Thompson has also predicted it will take years to whittle down a backlog of some 35,000 cases.
A similar lawsuit filed in federal court in 2019 was dismissed in favor of the state that year. The judge cited U.S. Supreme Court rulings that it is improper for federal courts to intervene in ongoing reform and monitoring of a state’s court system.
Earlier this year, the Wisconsin Supreme Court side-stepped the issue in the case of a man who waited more than 100 days for a lawyer to be appointed, and spent more than two years in the Marathon County jail before his case was ultimately dismissed.
The high court decided the Court of Appeals had properly decided that the man’s charges should be dismissed over numerous delays related to his lack of an appointed lawyer early on but that the prosecutors should be able to refile them. The charges were dismissed in June.

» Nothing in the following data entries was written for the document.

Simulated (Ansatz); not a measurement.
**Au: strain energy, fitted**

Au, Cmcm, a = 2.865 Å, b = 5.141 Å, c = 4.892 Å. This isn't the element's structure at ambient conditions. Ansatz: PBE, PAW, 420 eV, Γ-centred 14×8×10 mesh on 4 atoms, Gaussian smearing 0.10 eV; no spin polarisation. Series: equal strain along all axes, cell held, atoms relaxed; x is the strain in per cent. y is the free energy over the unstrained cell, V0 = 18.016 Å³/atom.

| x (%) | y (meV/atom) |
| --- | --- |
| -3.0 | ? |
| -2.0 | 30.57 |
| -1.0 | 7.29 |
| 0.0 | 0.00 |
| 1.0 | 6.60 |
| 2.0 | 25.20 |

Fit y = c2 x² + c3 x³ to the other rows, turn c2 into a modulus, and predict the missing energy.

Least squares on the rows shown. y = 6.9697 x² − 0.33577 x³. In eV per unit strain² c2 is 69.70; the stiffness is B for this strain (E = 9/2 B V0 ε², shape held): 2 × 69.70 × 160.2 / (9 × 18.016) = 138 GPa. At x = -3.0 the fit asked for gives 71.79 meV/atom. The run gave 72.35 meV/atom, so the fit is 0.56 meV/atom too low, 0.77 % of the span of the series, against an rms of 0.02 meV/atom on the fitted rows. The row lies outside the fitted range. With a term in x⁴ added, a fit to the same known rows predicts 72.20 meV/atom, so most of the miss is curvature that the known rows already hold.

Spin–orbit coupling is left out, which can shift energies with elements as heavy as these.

In a dissent in that case, Justice Rebecca Bradley wrote:
“Uncounseled defendants may be hindered in their ability to prepare a defense, engage in plea negotiations, or seek pretrial release… (n)ot to mention that delays in appointing counsel may lead to the same negative consequences as any other pre-trial delay, such as postponing closure for victims or increasing the chance that witnesses may become unavailable … “
Tuesday’s lawsuit seeks declarations from the court that the defendants are obligated to provide lawyers for indigent defendants within 14 days of their initial appearances, that the current situation violates defendants’ rights and an injunction ordering the provision of lawyers to all the defendants in the purported class.
If that’s not feasible, the complaint seeks an order dismissing all charges against the affected defendants.